Courtesy of ZeroHedge. View original post here.

It’s an extremely busy week of US data/earnings/events with plenty to keep US yields in the spotlight after a notable sell-off in the first half of the week followed by a notable rally over the last couple of days (US 10yr -2.4bp Friday to 2.958%, -7.5bps from intra week highs on Wednesday) as the focus will remain on the US. There are a number of important data releases in the US including payrolls and PCE. In addition, the Fed is expected to keep the target rate unchanged at the Wednesday FOMC meeting with no changes to the policy statement. At the Treasury quarterly refunding we look for a continued increase in auction sizes, concentrated at the front end.

As Deutsche's Jim Reid writes, the week's highlights are a Fed meeting (Wednesday), US Treasury quarterly refunding plan announcement (Wednesday), PCE inflation data (today) and the April employment report (Friday). Inflation data in Europe (Thursday) is also due out along with a first look at Q1 GDP (Wednesday), while the final PMI revisions are also due.

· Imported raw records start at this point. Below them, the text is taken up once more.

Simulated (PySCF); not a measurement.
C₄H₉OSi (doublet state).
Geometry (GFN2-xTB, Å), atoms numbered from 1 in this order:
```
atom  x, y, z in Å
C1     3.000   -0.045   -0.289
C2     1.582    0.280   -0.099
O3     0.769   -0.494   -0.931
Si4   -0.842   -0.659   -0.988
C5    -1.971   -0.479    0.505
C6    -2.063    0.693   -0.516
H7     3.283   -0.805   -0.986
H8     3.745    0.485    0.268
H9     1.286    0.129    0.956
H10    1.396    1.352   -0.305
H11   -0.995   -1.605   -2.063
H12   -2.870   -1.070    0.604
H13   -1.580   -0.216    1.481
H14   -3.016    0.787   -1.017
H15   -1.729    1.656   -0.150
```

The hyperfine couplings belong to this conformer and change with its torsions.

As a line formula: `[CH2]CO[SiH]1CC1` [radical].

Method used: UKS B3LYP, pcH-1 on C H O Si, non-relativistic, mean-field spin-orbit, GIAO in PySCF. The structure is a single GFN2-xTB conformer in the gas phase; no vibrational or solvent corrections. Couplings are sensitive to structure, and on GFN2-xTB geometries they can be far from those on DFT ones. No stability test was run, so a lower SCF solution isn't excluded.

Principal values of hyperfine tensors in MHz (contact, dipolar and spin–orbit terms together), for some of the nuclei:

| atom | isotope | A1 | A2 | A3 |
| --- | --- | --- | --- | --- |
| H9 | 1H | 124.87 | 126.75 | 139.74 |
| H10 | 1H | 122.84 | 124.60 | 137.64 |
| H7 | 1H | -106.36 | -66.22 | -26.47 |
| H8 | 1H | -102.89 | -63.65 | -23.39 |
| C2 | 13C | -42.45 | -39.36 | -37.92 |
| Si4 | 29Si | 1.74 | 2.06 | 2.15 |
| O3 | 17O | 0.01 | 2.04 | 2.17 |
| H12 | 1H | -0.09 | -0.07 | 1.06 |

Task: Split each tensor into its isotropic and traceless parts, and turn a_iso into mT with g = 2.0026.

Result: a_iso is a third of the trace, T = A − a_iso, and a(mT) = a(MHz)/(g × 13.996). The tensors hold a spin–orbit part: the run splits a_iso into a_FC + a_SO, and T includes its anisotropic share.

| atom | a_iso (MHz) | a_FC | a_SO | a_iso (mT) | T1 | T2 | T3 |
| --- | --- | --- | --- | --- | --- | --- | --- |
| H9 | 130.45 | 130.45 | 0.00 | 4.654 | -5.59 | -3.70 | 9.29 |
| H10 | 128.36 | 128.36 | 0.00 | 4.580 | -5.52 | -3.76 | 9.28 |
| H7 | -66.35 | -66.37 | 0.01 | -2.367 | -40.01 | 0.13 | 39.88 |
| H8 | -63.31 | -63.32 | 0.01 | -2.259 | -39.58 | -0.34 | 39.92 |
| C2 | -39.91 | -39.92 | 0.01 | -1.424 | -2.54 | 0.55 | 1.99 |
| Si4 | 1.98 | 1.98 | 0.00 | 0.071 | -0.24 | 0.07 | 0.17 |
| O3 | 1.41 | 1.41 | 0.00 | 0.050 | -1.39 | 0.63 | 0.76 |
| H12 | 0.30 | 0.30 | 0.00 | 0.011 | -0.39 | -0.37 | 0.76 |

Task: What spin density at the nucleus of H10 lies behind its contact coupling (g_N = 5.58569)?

Earnings will also continue with 147 S&P 500 companies reporting and 55 Stoxx 600 companies. In the US, 268  companies in the S&P 500 have reported their 1Q results so far (54% of market cap). So far 78% of the companies have beat on EPS, which is the highest ratio since 2010, while the aggregate earnings beat (8.9%) is also more than double the historical average. Further, growth appears to be broad based with all sectors on track to post double digit EPS growth, led by Energy (91%), Technology (34%) and the Financials (28%). In aggregate, corporate earnings are on track to be up at least 24% yoy in the quarter.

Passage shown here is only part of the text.